When designing assessment, consider what the purpose of it is: is it assessment of, for or as learning?
This guide gives details of possible purposes of assessment, ways that it can be designed and implications of different forms of assessment.
Further assessment design resources:
Improving assessment in a comprehensive and sustainable way (plenary lecture)
Speaker: Sue Bloxham (25/01/2018)
Teaching and Learning Conference & Drapers’ Lecture 2018 (Rethinking Assessment and Feedback)
We now have a wealth of knowledge about more effective, engaging and fair assessment in higher education but much practice remains profoundly resistant to change. Despite significant national funding and local initiatives, the potential power of assessment to foster student learning, improve engagement and reduce non-completion rates is often wasted – and student satisfaction remains low.

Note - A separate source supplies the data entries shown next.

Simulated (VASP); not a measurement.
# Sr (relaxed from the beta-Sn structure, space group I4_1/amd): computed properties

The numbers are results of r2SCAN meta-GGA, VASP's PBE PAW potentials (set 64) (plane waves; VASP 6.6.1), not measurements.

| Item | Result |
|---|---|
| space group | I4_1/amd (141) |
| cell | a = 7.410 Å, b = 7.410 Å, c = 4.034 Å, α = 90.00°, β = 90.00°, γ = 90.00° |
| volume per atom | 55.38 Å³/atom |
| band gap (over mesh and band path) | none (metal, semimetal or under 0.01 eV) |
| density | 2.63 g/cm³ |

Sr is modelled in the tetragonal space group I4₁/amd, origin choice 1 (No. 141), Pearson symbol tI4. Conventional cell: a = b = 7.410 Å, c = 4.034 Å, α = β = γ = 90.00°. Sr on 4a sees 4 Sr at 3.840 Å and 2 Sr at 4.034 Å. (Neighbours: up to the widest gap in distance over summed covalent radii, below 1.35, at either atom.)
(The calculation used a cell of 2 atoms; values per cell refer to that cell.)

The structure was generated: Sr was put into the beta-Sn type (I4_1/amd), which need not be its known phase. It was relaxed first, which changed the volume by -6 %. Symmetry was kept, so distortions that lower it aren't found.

Most change initiatives have been at the level of individual academics in specific modules rather than at the more sustainable and influential level of the programme, department or institution. This talk will consider a framework for assessment change which recognises that many assessment interventions raise problematic and complex ideas made more difficult by the large and loosely-coupled nature of many Universities. It will use the themes of institutional infrastructure, assessment strategy and approaches to the professional learning of those involved with teaching and assessment to posit a range of practical interventions which, I hope, will stimulate conversation and ideas throughout the rest of the conference and beyond.
Assessment for learning: how might students and academics negotiate the teaching, grading and feedback cycle in an age of accountability?
Speaker: Pete Boyd (26/01/2016)
QMUL Teaching and Learning Conference 2016
Video available - https://youtu.be/_VGvR7pg3LA
Assessment matters: it shapes student approaches to learning. What experiences of assessment do undergraduates bring from their schooling and how do academics manage their continuing assessment experiences within the significant influence of quality assurance systems? In this keynote I will outline the paradigmatic ‘constructive alignment’ approach to assessment, which has been adopted so widely and enthusiastically by quality assurance agencies and universities. Informed by the growing body of research on assessment in higher education I will challenge this framework and suggest strategies that academics might use to mediate the unintended consequences for students of high accountability workplace contexts. My intention is that this keynote and the subsequent discussion will provoke your thinking and provide practical tools for development of assessment literacy and practice.